As Green and others have noted, the new anti-racism has become a new religion with its own original sin (white racism), baptismal liturgy (confession of whiteness), and new birth (to wokeness). But there is no redemption, and its ethic encourages people to practice what Jesus condemned, “Do not judge, lest you too be judged” (Matt. 7:1). It imputes motives to others based on skin color—bad motives to one skin color and good motives to other colors. This is racism by another name. It is also sinful judgment.
The death of George Floyd has shaken our nation’s foundations. Our churches are rightly trying to respond with compassion. But in pursuing that admirable goal, many church leaders and parishioners are adopting a race narrative that is empirically and theologically suspect.

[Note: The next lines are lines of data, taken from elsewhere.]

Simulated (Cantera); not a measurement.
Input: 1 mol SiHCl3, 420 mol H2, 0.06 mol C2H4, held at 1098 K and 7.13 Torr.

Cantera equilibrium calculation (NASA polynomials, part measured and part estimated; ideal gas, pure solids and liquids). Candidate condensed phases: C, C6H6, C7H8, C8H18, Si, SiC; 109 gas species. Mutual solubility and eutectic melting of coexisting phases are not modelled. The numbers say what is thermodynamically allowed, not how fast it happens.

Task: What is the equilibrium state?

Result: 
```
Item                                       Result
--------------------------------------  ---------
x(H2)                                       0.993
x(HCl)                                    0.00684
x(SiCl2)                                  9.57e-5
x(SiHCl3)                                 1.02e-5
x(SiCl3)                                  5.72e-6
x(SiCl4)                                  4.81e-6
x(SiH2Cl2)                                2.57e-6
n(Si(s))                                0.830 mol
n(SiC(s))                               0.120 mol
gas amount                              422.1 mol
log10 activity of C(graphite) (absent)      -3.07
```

Protestants and Catholics alike are affirming the mainstream media’s explanation for Floyd’s brutal killing: systemic racism in police departments and society as a whole. Some Anglican pastors have written that since America is “structurally” and “systemically” racist, catechesis, preaching, and evangelism must now focus on race and racism. J. D. Greear, president of the Southern Baptist Convention, and Jamie Dew, president of New Orleans Baptist Seminary, decried the tragedy as evidence of “racial inequity in the distribution of justice in our country.” The Catholic bishop of Bridgeport, Connecticut, said Floyd’s death is evidence of “systemic racism, bigotry, and discrimination in our country.” White Christians, many influenced by Critical Race Theory, are eager to demonstrate their virtue by confessing their “white privilege.”
There are empirical reasons to question the mainstream media’s account. For instance, see reports on police bias by black Harvard economist Roland Fryer and by Heather Mac Donald. In addition, for the last half-century, affirmative action policies have advanced people of color in education, corporations, the military, government, the courts, media and entertainment, and most American denominations.
According to Carol Swain, retired professor of political science and law at Vanderbilt University, this dubious narrative will hurt those it aims to help. It will strip from young people of color something essential for success in life: hope. Swain, an African American who grew up in dire poverty, explains, “I was convinced that I was born into a land of opportunity. Despite being born black and poor, I learned that one’s attitude toward life was far more important than your race or social class in determining what you will accomplish” (from Race and Covenant, forthcoming).
But there are even better theological reasons to reject the mainstream narrative.
Paul said, “From now on, we regard no one according to the flesh.” He saw other people as present or potential members of the “new creation”: “The old has passed away and the new has come” (2 Cor. 5:16–17). The new creation, wrote John, is made up of people “from every nation (ethnous), tribe, people, and language” (Rev. 7:9). Nations (ta ethnē) in the New Testament world were often multiracial, like the United States, but typically united by a common culture. The early church recognized that culture was rooted not in skin color but in religious cultus.